Abstract
The mineralogy and geochemistry of mine waste can determine the mobility of elements into the wider environment. This research covers four phases of mine waste at Macraes, an active orogenic gold mine in Otago, New Zealand. It encompasses the generation of mine waste in pressure-oxidation autoclave processing, the evolution of tailings in storage, how water-rock interactions in waste-rock influence water chemistry, and treatment methods for high sulphate water affected by tailings and waste rock.
Arsenopyrite (FeAsS), pyrite (FeS2), and for a time stibnite (Sb2S3), were processed by a pressure oxidation autoclave at Macraes, which changes the nature of the waste to oxidised material. Handheld XRF and SEM-EDS analyses were used to characterise the scales formed in the autoclave, focusing on the mineralogy of arsenic (As) and antimony (Sb). Results show that Sb may form the insoluble oxide tripuhyite (FeSbO4) with co-precipitated As in the autoclave. This may explain why Sb concentrations did not increase in waters at Macraes when the mine was processing externally mined Sb rich ore.

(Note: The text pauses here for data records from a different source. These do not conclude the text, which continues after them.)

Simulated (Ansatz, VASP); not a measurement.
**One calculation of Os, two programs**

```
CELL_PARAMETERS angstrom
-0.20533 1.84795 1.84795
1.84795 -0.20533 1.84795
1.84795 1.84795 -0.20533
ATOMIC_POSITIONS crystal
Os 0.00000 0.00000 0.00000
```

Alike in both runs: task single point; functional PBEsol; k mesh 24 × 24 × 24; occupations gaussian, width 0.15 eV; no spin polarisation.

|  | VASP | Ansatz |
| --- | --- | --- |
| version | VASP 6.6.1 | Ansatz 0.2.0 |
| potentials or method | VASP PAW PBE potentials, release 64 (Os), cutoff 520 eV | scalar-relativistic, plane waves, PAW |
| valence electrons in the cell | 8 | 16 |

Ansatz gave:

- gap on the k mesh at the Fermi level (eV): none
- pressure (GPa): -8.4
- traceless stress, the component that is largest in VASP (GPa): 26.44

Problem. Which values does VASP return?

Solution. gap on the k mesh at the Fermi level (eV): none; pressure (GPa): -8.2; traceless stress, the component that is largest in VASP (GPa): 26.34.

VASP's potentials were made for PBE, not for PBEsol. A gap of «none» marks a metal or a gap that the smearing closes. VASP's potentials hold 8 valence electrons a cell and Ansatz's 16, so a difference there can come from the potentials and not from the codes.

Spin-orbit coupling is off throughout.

The geochemistry and mineralogy of the tailings is studied to assess how the autoclave influences tailings mineralogy, attenuation and leaching processes over 10-20 years of burial. Most sulphides (arsenopyrite and pyrite) in 77 m deep tailings appear unaltered since deposition. More recent tailings (44 m depth and surface) have had most sulphides oxidised by the autoclave during processing. At these shallower depths arsenic was primarily associated with ferric oxides and some ferric arsenate but some arsenopyrite and pyrite was present, unoxidized by the autoclave.
Extensive water quality data from 20 years of water analysis has been used to assess the water-rock interactions occurring in the waste rock stacks and tailings. In waste rock stacks pyrite weathering produces sulphuric acid, which is neutralised by chlorite and calcite in the waste rock stacks, leaving high concentrations of sulphate (~2800 g/m3), magnesium (~800 g/m3) and bicarbonate (~700 g/m3) in solution.
Calcium:bicarbonate and magnesium:sulphate ratios have been identified as markers for identifying tailings influenced water from waste-rock influenced water at Macraes.
A proposal to manage high sulphate waters at the site through irrigation to force precipitation of sulphate minerals such as gypsum is investigated. The composition of the precipitates formed in a waste-rock stack affected waterway were found to be primarily aragonite, but geochemical models showed that with enough evaporation, gypsum would precipitate. A laboratory irrigation trial found that gypsum did precipitate in soil, but sulphate concentrations regained near-original levels in drainage after 8 weeks of irrigation.
The arsenic and antimony in the tailings appear geochemically stable, with any aqueous components being adsorbed to the abundant ferric oxyhydroxides produced in the autoclave, but high sulphate water from waste rock and tailings is a remaining issue at the site.